30 September 2009

OF SHOES AND SHIPS AND SAILING WAX … AND TRUCKS AND THE CIVIL WAR

Well, the Chevy is history. The Good Guys Insurance Company (honest, it is—just ask anyone who has ever served in the Armed Forces and is insured by a well known, military-oriented insurer) called with the news on Monday. Jumper Girl, who had selected the Chevy for me based on one important feature—a trailer hitch—was devastated.

Yesterday, we began the search anew. First stop, the place we got the Chevy. SWMBO said “Now, it is really unlikely that they will have another truck we can afford.” Wailing ensued from the back seat.

We drove in, and there it was. JG had her “Aha” moment. “Look, it has the big cab and a trailer hitch, and everything!” It was a year newer than the Chevy, had fewer miles, and all the features I wanted, irrelevant as they might be. And it was $35 more than GGIC had paid to settle my claim. There will be no living with a 12 year old who is always right!

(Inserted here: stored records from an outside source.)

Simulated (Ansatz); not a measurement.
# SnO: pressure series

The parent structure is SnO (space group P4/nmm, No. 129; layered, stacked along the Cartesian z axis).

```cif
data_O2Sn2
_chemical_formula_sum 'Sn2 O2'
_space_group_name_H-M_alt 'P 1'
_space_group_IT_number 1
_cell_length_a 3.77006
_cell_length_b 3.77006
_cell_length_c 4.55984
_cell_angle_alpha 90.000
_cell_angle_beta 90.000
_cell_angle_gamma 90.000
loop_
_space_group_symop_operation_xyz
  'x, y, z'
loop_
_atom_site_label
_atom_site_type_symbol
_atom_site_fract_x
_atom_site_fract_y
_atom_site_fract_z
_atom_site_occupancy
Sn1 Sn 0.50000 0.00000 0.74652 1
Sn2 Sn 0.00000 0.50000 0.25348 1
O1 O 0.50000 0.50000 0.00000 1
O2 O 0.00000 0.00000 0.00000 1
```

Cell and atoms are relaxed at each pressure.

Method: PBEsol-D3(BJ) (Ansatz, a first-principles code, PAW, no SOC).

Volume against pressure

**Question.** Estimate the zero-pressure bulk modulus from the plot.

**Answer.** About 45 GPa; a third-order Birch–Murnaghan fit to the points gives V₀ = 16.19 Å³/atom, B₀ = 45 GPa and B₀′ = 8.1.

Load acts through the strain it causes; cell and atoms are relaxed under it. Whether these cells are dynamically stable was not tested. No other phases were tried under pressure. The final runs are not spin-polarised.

I leave on Friday for Chattanooga, Tennessee for the 6th Convocation of the New Wineskins Association of Churches which convenes with worship at Signal Mountain Presbyterian Church on Sunday evening. I’m leaving early so that I can visit the Chickamauga Battlefield just across the Georgia line. My great grandfather fought there as a 12 year old drummer boy under the Command of General George H. Thomas. I have never been there before and it is time.

Thomas, “The Rock of Chickamauga,” is not well known outside of the ranks of Civil War buffs. It was a battle that also involved another of my favorites, “Fighting Joe” Wheeler, a Confederate cavalryman who was the commander of US forces in Cuba in 1898, where while suffering from a fever, he was heard to admonish subordinates to attack and punish “those damn Yankees!”

So, Saturday will be a fun day for me.

My great grandfather was right in the middle of our family’s military line. Two of my ancestors fought in the Revolutionary War, one in the War of 1812, three in the Civil War (2 generations), one in WWII, my war in Vietnam, and Moleson’s forays into the Gulf make for 7 generations and 9 combat veterans in our history. Only two were killed in action, both in the Civil War.

According to my great grandmother, Lieutenant William Jack, 10th Ohio Cavalry, was WIA near Nashville, Tennessee, on June 19, 1863, and died some 10 days later. The drummer boy of Chickamauga, John Kennedy, later married Effie Rankin Jack, the orphan of Ebenezer Jack.

On April 7, 1863, my great, great grandfather, Quartermaster Sergeant Pleasant Fountain, 6th Kansas Volunteer Cavalry, was KIA in an action against “skirmishers” near Fidelity Missouri. My great, great grandmother was informed that he had been wounded and that she should come to Fort Scott, Kansas from far northeast Hiawatha, Kansas to take him home to recuperate. Loading her four children into a wagon, she set off, spending the nights with scattered homesteads. After a five day journey to Fort Scott, she learned that her husband was dead.

She headed back home with her three sons, ages 10, 8, and 6, and one daughter, age 2—my great grandmother. Late on the second afternoon of her return trip, they approached a farm at which they had stayed only a few days earlier. Something alerted her, and she stopped the wagon in a small draw.

She took the 10-year old aside. “I am going to that farm,” she said. “Now, no matter what you see or hear, if I don’t come back to get you, you hide here, and then get these children home.” (They were about 60 miles from Hiawatha.)

She went up to the farm to find the entire family dead, killed by the skirmishers who had won for Kansas the soubriquet “Bloody Kansas.” She returned to her children, and they drove on into the night.

Setting up a “cold camp,” they settled in for a long dark night. About an hour later, a band of armed men rode into her camp and demanded that she cook for them. She watched as they butchered a cow that she recognized as coming from the devastated farm. An hour before sun up, the men mounted up and rode away, never to be seen by her again. Family tradition has it that she “entertained” part of the force led by Captain William Quantrill. If so, it probably did not include “Bloody Bill” Anderson who would have killed even a defenseless widow and the children of a Yankee.

And then we meet as a presbytery…….

2 comments:

Marlene said...

I am also leaving early to visit the battlefield on Saturday afternoon. If I don't see you at the battlefield we will visit at Signal Mountain.

A Civil War buff myself, my father grew up in Eastern Kansas. The family farm is still in the family, it is just a few miles from where William Quantrill had a land claim and worked as a teacher. One evening my great great grandmother was visiting neighbors when they invited her to stay for dinner. They darkened all the windows and down from the attic came John Brown who was in hiding for his role in the Bloody Kansas war. Shortly after that he left for Harpers Ferry.

Alan said...

I wish I could be at Signal Mountain with you all. I'd love to meet you one on one Mac.